For NIRI imaging at f/6 the PWFS2 guide star should be located >5' from the target For spectroscopy and for imaging at f/14 and f/32 a somewhat smaller inner radius than 5' may be used (down to about 4.25'). For stars closer than 5' the position editor in the Observing Tool should be inspected carefully to check that the PWFS probe does not block the science field. The outer limit for PWFS2 guide stars can be displayed on the OT position editor and is discussed here.
Due to difference in flexure between the PWFSs and NIRI, the NIRI field can (especially when the airmass is changing rapidly) shift on the array by as much as 0.3-0.5 arcsec in one hour. In order to maintain the science target in the slit during long integrations, one should break up the observing sequence into roughly 1-1.5 hour sections and reacquire the target in the slit after each section. One also should align the slit EW whenever scientifically viable, as it has been shown that during the tracking of the target most of the drift of the target is along the slit.

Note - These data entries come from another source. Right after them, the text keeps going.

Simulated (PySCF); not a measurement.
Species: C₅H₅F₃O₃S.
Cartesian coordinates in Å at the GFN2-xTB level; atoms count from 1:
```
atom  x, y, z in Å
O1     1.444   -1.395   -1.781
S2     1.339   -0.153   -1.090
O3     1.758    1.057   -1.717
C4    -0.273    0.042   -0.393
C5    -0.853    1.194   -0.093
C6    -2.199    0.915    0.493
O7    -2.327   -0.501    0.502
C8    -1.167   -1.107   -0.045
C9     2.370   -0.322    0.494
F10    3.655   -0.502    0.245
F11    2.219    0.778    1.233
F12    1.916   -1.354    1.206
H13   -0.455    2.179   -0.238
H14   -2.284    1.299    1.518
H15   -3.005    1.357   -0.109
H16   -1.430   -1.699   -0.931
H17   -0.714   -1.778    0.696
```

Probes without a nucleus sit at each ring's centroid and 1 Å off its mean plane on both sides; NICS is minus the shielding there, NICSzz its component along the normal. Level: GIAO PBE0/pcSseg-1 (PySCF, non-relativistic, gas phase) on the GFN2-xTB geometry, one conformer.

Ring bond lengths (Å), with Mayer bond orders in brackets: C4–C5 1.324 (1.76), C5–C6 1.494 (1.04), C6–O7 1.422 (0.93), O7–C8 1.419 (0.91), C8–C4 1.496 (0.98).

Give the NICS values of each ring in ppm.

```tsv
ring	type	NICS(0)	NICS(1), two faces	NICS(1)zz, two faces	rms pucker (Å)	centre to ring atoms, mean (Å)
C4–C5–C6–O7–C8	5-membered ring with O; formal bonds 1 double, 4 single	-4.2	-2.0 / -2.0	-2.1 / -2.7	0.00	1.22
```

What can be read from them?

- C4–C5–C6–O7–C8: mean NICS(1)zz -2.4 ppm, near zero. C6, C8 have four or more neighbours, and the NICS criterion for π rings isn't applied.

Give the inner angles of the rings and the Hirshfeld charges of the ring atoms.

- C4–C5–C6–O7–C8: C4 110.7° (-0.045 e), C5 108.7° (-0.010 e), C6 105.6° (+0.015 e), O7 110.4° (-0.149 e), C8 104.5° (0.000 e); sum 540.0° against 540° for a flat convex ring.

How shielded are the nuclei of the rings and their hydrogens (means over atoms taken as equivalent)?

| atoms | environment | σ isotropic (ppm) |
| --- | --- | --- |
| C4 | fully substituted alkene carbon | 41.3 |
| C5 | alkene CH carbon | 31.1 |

NIRI with ALTAIR is used in two modes: with a natural guide star (NGS) or with the laser guide star (LGS).
In NGS mode the guide star (which may be the target itself) is used to provide wavefront information for the deformable mirror as well as overall image motion for tip/tilt.
In LGS mode the laser provides information for the deformable mirror while a nearby star must be used for tip/tilt. This star can be much fainter than an NGS star used with the deformable mirror.